Your approach is correct until line #4. $(x + 2)(x + 3) \geq 0$ doesn't mean both of the factors $x + 2$ and $x + 3$ have to be $\geq 0$.
$a \cdot b \geq 0$ implies that either both of $a$ and $b$ are positive or both of $a$ and $b$ are negative (positive times negative is negative, so it can't be the case that one of $a, b$ is positive and another is negative).
Thus, either $x + 2 \geq 0, x + 3 \geq 0$ or $x + 2 \leq 0, x + 3 \leq 0$. In the first case we get, by rearranging, $x \geq -2, x \geq -3$ and in the second case, similarly, $x \leq -2, x \leq -3$.
Now $x \geq -2$ automatically implies $x \geq -3$, so knowing $x \leq -3$ is superfluous information : the relevant conclusion is $x \geq -2$.
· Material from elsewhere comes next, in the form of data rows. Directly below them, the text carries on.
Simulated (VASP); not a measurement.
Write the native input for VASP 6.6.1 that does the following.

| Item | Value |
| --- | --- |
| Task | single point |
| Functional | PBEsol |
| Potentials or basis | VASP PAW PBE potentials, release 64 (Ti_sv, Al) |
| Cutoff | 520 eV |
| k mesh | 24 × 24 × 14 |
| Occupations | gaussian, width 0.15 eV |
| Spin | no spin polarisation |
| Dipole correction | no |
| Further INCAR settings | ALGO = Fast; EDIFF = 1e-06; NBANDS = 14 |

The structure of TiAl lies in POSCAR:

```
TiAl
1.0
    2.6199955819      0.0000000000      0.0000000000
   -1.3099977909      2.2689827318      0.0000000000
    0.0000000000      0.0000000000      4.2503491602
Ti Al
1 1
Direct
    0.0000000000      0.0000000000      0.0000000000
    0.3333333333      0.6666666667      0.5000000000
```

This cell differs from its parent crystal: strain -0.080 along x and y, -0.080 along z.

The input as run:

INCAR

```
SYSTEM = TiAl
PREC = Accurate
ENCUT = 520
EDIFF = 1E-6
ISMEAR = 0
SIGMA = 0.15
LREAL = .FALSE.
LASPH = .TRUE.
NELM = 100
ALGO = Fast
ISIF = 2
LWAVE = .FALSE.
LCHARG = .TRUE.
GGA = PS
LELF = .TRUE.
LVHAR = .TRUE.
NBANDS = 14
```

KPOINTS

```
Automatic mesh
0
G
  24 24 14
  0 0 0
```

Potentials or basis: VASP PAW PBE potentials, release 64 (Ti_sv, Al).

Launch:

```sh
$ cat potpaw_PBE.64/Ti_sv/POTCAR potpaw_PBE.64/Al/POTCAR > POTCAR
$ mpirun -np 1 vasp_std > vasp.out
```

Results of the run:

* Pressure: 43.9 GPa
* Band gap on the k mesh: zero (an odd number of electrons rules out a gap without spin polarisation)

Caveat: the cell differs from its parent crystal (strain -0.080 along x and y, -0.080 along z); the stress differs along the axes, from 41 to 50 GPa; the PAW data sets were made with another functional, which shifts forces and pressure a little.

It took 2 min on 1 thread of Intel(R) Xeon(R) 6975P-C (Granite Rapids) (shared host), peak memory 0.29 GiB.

Similarly, $x \leq -3$ automatically implies $x \leq -2$. So $x \leq -2$ is superfluous, and the information of interest is $x \leq -3$.
Hence, the inequality holds if and only if $x \geq -2$ or $x \leq -3$. In mathematical notation, the solution of the inequality is $x \in (-\infty, -3] \cup [-2, \infty)$.